For any programming language, just writing the code is not well enough. It should be written using the best practices. This article will try to explain the disadvantages of writing code without using Best Practices and latter on how best practices can be implemented in our database code.

Code written without using best practices has the following disadvantages:-

1) Difficult to maintain:- If the code is not written properly, it will be very difficult to modify the code in future and sometimes it become so messy that we required to rewrite the code again even for a small change.

2) Lot of unusable code left which makes the code unnecessary lengthy: - If we do not do the designing part correctly, we keep changing the code again and again which result in lot of reworking. Due to this most of the time leads to a situation where some procedure is left with function or block of query which is not required but it keep executing.

3) Difficult to understand the code: - One should write a code which can be easily understandable by the other team members. If we do not write the proper comments for each block of code, it becomes difficult to understand the purpose behind the block of code.

4) Poor performance due to improper written complex queries: - In database, there can be multiple ways to write a query which fetch/update/delete records from the tables but performance depends on how we write the queries. If we do not write the optimized queries, it badly affects the performance of the application.

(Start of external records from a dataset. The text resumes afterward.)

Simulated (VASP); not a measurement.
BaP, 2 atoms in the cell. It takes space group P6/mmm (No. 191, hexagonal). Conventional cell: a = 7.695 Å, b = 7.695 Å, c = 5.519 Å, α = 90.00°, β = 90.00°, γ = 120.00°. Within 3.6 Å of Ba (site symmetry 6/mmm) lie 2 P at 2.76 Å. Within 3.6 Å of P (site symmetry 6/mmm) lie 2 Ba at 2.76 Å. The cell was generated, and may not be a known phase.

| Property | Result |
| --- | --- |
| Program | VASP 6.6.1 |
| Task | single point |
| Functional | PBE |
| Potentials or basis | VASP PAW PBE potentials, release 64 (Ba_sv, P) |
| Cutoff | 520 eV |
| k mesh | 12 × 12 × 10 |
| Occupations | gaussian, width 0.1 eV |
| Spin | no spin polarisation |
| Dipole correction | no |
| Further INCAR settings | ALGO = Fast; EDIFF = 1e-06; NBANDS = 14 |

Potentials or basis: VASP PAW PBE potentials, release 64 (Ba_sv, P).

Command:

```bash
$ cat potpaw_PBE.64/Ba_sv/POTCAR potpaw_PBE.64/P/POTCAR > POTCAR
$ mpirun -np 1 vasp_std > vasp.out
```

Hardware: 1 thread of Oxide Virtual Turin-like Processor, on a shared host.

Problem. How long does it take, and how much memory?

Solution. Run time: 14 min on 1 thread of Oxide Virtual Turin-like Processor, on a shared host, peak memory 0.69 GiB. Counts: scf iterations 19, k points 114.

5) Unexpected error or behaviors due to poor exceptional handling:- If exception handling is not done properly, query execution may break in midway and wrong data is inserted into the tables which will corrupt the database. 

6) Locking of tables for long duration due to poor transaction handling: - Transactions should be used so that in case of any exception or error, uncommitted data must be rolled back. But sometimes we use transaction so poorly that it locked the main tables for longer time and it resulted in the deadlock situation and long duration of locking period result in poor application performance.

7) Difficult to debug: - If the code is written in a very messy way with lot of unusable codes, it becomes difficult to debug the code and find the error.

Best practices can be divided into 3 sections

1) How much time you spend in design phase of the database

2) How you write the block of code

3) How you write the SQL queries 

Time spends on design of the database:-

Best practices says that the more time you spend on the designing phase , the less time you spend on coding, fixing the bugs and rework. It doesn't not says that one should spend all the time in the designing phase itself but one should spend 40%-50% time depending on the project complexity on the design phase. This is true for not only database programming but for any other languages too. In any programming, it has said that we should spend more time on designing rather than in code. For example,

40% of the time was spent on design;

30% of the time was spent on coding;

20% of the time was spent on testing;

10% of the time was spent on documenting. 

But most of the developers do exactly the opposite. They spend less time on designing and spend most of the time in coding, reworking on the code and bug fixing. Before start writing any code, one should have done the proper homework on the design and a details technical document should be created whichdescribes how we can divide the requirement into small sections like store procedures, functions etc. One should also match that technical document with the requirement document to make sure that it meets most of the requirement.

Best practices for writing code blocks

According to best practices, we should write code based on the following below parameters:-

1) Maintainability: - The code should be written in such a way that if we need to add further queries or modify the existing queries, we can easily do this. We do not need to rewritten it again and again for changes in the future.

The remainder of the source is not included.